When I'd visit Puerto Rico as a kid, we mostly just ate at my grandparents' house on the farm. They raised mangoes, bananas, oranges, guavas, chickens, avocados, spinach, and coffee. We'd eat what they grew and supplement it with a few local things, like the really good white queso from the small dairy down the road and big loaves of airy white bread from the small paneria in town. For dinner, my abuela made arroz con gandules, tostones, and pasteles cooked in banana leaves. Her cooking was a treat, and the food we ate at their place was better than anything you could buy on the island anyway.

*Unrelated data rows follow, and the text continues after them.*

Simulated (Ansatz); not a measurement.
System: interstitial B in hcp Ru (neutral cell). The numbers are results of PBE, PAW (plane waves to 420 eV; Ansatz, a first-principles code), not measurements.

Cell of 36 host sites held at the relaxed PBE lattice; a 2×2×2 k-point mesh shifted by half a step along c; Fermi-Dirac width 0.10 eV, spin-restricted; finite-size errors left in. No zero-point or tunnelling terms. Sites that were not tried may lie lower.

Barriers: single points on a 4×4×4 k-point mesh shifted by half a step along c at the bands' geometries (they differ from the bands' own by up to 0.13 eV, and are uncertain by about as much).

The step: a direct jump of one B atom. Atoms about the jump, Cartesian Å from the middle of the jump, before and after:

Because if you wanted to eat healthy, fresh stuff in Puerto Rico back then, you couldn't really get it at most restaurants or grocery stores. Thanks to decades of bad economic policy, a fertile island that should have been a self-sustaining mecca of agriculture and culinary tradition had become a wasteland of American chain restaurants, imported produce, and packaged convenience foods. Even in the affluent, tourist-driven neighborhoods around San Juan, there weren't a lot of restaurants to get excited about. Basically, you could eat at Pizza Hut or at home. And if you were a vegetarian, good luck.
Thankfully that's all changing. In the wake of the island's descent into fiscal collapse, a small movement has been growing. On a recent trip to Isabela, Aguadilla, and Rincon on the west coast, we were excited to meet people who were working at organic farms, starting CSAs, and opening farm-to-table restaurants and food trucks. We ate well found much more diversity than we expected: Peruvian, Thai, and even vegan Puerto Rican. While the island may have a way to go before it's a culinary destination, it's definitely not impossible to eat fresh any longer — especially if visitors to the island and locals continue show their support for those who are paving the way. Here, a few of our favorite places doing just that.
This little truck makes a tasty post-surf lunch stop, especially thanks to its prime perch on the hill overlooking Domes Beach in Rincon near the lighthouse. The focus is on organic, healthy beach classics — grilled tuna tacos, housemade veggie burgers, acai bowls, gluten-free chocolate chip cookies. The picnic tables that surround the truck are always packed, with good reason.
This may have been the most memorable meal we had during our time out West. Chef Wilson Davalos grew up in New York but returned to his native Puerto Rico to open this small, barebones restaurant a couple years ago, and he (and it) have been garnering praise ever since. Located in an orange house just off the main square in Isabela, CLMDO features fresh but hearty dishes with a local slant, like slow cooked pork ribs in gauva espresso sauce or chicken with smoked aioli and smashed chickpeas. BYOB.
We're kind of obsessed with Carta Buena, an organic farm and food truck on a beautiful plot of land in Rincon. The menu features yummy breakfast and lunch dishes (acai fruit bowls, summer rolls, gluten-free muffins) all made from ingredients grown on the farm or sourced locally from nearby growers. The smoothies and juices are super popular — try the Kermit, a beachy blend of coconut, lime, greens, pineapple, and papaya.
We stumbled across this Peruvian food truck on our way back from surfing in Aguadilla and it immediately became our favorite lunch spot. We ended up returning at least three more times. The dished, which are based on the owner's old family recipes, is incredible. Order anything that comes with papas huancaina (Peruvian potatoes in yellow chile cheese sauce) and be sure to try the homemade hot sauce and the fresh tamarind juice.
The Breakfast Club started as a pop-up brunch spot at the bar Ola Lola's near Shacks Beach, but it became such a hit that owners Courtney and Christine Parks decided to relocate to more permanent digs. Now housed in a former Waldorf School complete with a big grassy yard and a cute little lending library, TBC is the kind of place you'll want to spend some time. You'll have plenty of good stuff to eat and drink if you do so: Old Fashioneds and Micheladas and local-caught fish sandwiches and omelettes with carmelized onions and cheese.